It is true that the quantity of fentanyl seized at the Canadian border increased in fiscal year 2024. Just 2 pounds were seized there in fiscal year 2023, and 14 pounds were seized in fiscal year 2022. And, of course, even tiny quantities of fentanyl can be fatal.

Still, the US Drug Enforcement Administration’s 2024 National Drug Threat Assessment report did not even use the word “Canada.” It mentioned Mexico 86 times.

As The New York Times reported last week, the bipartisan congressional Commission on Combating Synthetic Opioid Trafficking said in a 2022 report that, based primarily on data on seizures, “Canada is not known to be a major source of fentanyl, other synthetic opioids or precursor chemicals to the United States.” While the report warned that “Canadian criminal groups have the equipment, facilities, and expertise to increase the supply of illegally manufactured fentanyl,” it also said that “illegal operators in that country so far do not appear to be exporting large quantities of bulk fentanyl or counterfeit tablets, unlike Mexico as evidenced by seizures.”

Aaron McCrorie, vice president of intelligence and enforcement at Canada’s border agency, told the Canadian Broadcasting Corp. in December 2024: “As a source of fentanyl to the United States: It is dynamic, and things are always changing, but our assessment right now is that we’re not, in any way, a significant source of fentanyl going to the United States.” McCrorie said that, as shown by Drug Enforcement Administration reports, “it’s clear that the vast, vast majority of fentanyl going to the United States is coming from Mexico.”

In response to Trump’s concerns, the Canadian government announced a variety of measures in December to try to combat drug trafficking into the US, including more funding for technological detection tools and dog teams.

Canada makes up 1.5% of Border Patrol encounters with migrants

Trump has also declined to distinguish the Canadian border from the Mexican border on the subject of migration. At the same event the day after his inauguration, he said, “They’ve allowed — both of them, Canada very much so — they’ve allowed millions and millions of people to come into our country that shouldn’t be here. They could have stopped them, and they didn’t.”

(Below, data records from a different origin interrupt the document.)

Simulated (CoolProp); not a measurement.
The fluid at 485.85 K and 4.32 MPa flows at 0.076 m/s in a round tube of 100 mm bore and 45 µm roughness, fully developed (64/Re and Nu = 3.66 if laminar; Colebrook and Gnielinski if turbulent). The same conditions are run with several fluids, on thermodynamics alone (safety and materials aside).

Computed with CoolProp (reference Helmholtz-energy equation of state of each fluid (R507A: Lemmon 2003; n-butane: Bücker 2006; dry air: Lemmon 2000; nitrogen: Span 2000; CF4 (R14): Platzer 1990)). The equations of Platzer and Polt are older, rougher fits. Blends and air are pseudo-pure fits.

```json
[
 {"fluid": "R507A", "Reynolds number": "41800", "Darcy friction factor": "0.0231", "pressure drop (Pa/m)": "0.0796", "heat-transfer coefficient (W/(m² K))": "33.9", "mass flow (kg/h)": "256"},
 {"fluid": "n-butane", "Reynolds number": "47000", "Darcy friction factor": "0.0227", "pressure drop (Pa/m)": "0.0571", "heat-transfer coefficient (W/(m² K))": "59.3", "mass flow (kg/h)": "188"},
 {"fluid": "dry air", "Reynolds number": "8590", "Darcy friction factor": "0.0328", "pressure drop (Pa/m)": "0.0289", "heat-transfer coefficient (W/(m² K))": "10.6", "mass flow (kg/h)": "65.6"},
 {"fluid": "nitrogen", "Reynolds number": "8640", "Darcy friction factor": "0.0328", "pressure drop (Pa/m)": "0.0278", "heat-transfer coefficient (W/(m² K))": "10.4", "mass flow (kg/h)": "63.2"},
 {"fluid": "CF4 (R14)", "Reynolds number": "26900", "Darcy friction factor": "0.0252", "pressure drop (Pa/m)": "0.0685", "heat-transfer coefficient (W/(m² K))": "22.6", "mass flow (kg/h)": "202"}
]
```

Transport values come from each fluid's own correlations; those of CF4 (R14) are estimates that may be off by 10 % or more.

The Canadian border, however, is the site of far fewer crossings than the Mexican border even after a Biden-era spike in crossings from the north.

In fiscal year 2024, there were about 2.9 million nationwide “encounters” with migrants by US border authorities. Of those, 198,929 encounters — about 6.9% — were at the Canadian border. And of the approximately 1.6 million US Border Patrol encounters with migrants at places other than legal ports of entry, just 23,721, or about 1.5%, were at the northern border.

There was a significant jump during the Biden administration in the number of migrants attempting to cross into the US from Canada, both at legal ports and in between those ports. The number of encounters between northern ports was just 2,238 in fiscal year 2022, so the 2024 number, 23,721, is more than 10 times the number just two years prior.

The increase has been driven by a surge in the number of migrants from distant countries, notably including India, who fly to Canada and then try to cross to the US.

The US trade deficit with Canada is much lower than Trump has claimed

Trump has repeatedly inflated the size of the US trade deficit with Canada. He said Friday, as he has before, that “we have about a $200 billion deficit with Canada — getting close to $200 billion.”

He qualified the claim that time, with the words “about” and “getting close to,” but it still wasn’t even close to correct.

The US goods and services trade deficit with Canada was about $40.6 billion in 2023, the last year for which full data is available, according to the US government’s Bureau of Economic Analysis. Even if you only consider trade in goods and ignore the services trade at which the US excels, the US deficit with Canada was about $72.3 billion in 2023, still far shy of Trump’s regular “$200 billion” figure.

And it’s worth noting the deficit is overwhelmingly caused by the US importing a large quantity of inexpensive Canadian oil — about 3.9 million barrels of crude oil per day on average in 2023 — which helps keep Americans’ gas prices down.

Trump has argued that “we don’t need anything” from Canada, but heavy crude from the Alberta oil sands is in high demand by US refineries, mostly in the Midwest, that are designed to process heavy crude into products like gasoline and diesel, rather than the lighter crude the US tends to extract domestically.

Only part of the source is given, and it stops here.